Good cross examination usually begins, not at trial, but with discovery. This is particularly true in connection with depositions. Much of our cross examination resource involves our depositions. The mistake most lawyers make is that they are not thinking about the jury when they are deposing a witness, they are thinking about motions and the witness. Lawyers tend to think that the witness is the audience but in fact the real audience is a jury which has not yet been selected and that’s where the focus should be.
Some good ideas came out of a 1984 Gerry Spence participation at an ABA meeting about questioning an adverse witness. It involved a mock trial involving defamation. Unlike most lawyers who focus upon specific questions regarding individual issues, Gerry’s approach was to encourage the idea of freedom of press having a corresponding obligation of fair reporting. His approach involved a big picture story rather than a series of individual points. For example:
Q. You agree that no rights can exist without a corresponding duty? We have a right, to drive down the street but we have a duty not to drive carelessly?
Q. While we have a right to drive we also have a duty not to do so recklessly and injure someone? You would agree with that?
Q. You would agree, that you have a duty to be fair about you write?
If you think about cross examination you probably would agree with these general points:
- Develop a theme and stick to it.
- Keep it simple
- listen to the witness
- keep an eye on the jury, the judge in your opponent
- Remember the rule: “don’t strike a cane unless you slay him” don’t attempt to “crush” a witness unless you can do it.
- Keep a poker face even when you shoot yourself in the foot. However don’t be afraid to laugh at yourself in front of the jury.

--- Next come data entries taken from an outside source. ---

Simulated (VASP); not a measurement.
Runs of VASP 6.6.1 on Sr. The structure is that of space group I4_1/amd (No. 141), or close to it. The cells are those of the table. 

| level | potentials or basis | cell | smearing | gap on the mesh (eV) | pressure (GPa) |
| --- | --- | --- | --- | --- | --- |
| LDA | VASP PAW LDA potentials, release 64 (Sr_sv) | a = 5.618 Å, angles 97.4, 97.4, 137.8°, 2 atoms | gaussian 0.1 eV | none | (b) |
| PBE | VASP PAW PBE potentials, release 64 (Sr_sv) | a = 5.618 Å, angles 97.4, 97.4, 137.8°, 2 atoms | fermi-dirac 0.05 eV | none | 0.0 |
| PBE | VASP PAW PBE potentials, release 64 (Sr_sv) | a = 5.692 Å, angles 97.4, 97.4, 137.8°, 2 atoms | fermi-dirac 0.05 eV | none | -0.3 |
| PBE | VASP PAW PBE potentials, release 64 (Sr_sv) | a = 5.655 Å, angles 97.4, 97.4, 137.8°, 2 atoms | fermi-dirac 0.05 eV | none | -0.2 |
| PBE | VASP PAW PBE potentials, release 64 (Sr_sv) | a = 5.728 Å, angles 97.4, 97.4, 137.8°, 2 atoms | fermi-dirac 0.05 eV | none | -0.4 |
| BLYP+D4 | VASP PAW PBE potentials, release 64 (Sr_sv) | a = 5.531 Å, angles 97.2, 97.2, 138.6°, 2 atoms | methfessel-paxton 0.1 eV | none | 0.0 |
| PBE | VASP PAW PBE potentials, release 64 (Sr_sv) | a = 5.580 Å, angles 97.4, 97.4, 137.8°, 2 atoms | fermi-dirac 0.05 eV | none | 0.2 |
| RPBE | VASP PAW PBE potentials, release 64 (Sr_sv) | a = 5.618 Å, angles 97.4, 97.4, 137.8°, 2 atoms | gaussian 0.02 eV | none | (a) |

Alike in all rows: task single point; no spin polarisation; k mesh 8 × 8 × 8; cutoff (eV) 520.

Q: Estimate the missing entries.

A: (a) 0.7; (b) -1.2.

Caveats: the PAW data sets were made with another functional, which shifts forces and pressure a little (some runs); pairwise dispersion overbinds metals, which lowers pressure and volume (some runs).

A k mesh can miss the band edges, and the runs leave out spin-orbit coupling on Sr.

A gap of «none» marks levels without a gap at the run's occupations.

- Do not ask the judge for help
- he who angers you has conquered you.
- Have the courage to ask hard questions and be prepared to deal with answers.
As to anger, in October 1985 a newspaper reported that during a trial for armed robbery in Oklahoma City the defendant was acting as his own attorney. Apparently the defendant, Dennis Newton, age 47, did a fair job up to the time the manager of the store testified and identified him as the robber. In cross-examination Newton became so angry and upset that he suddenly blurted out: “I should have blown your (expletive) head off.” Suddenly realizing what he had done he quickly added “if I had been the one who was there.” The paper reported that it took the jury only 20 minutes to convict him of armed robbery.
Then there is the actual example about the importance of simplicity from a transcript of a trial in Tallahassee Florida where a defendant was charged shooting another man in the groin. The direct exam by the prosecutor went like this:
Q. Ms. Brown you were in the bar having a drink with James?
Q. Tommy Lee entered the bar and came over to where you and James were sitting?
A yes sir, he did
Q he yelled something at James and hit James in the mouth?
A yes sir, that’s what happened.
Q James stood back up and hit Tommy Lee?
Q and then Tommy Lee pulled out his gun and shot James in the fracas?
The witness hesitated. She glanced up at the judge, look back at the district attorney and then said: “no sir. Just above it.”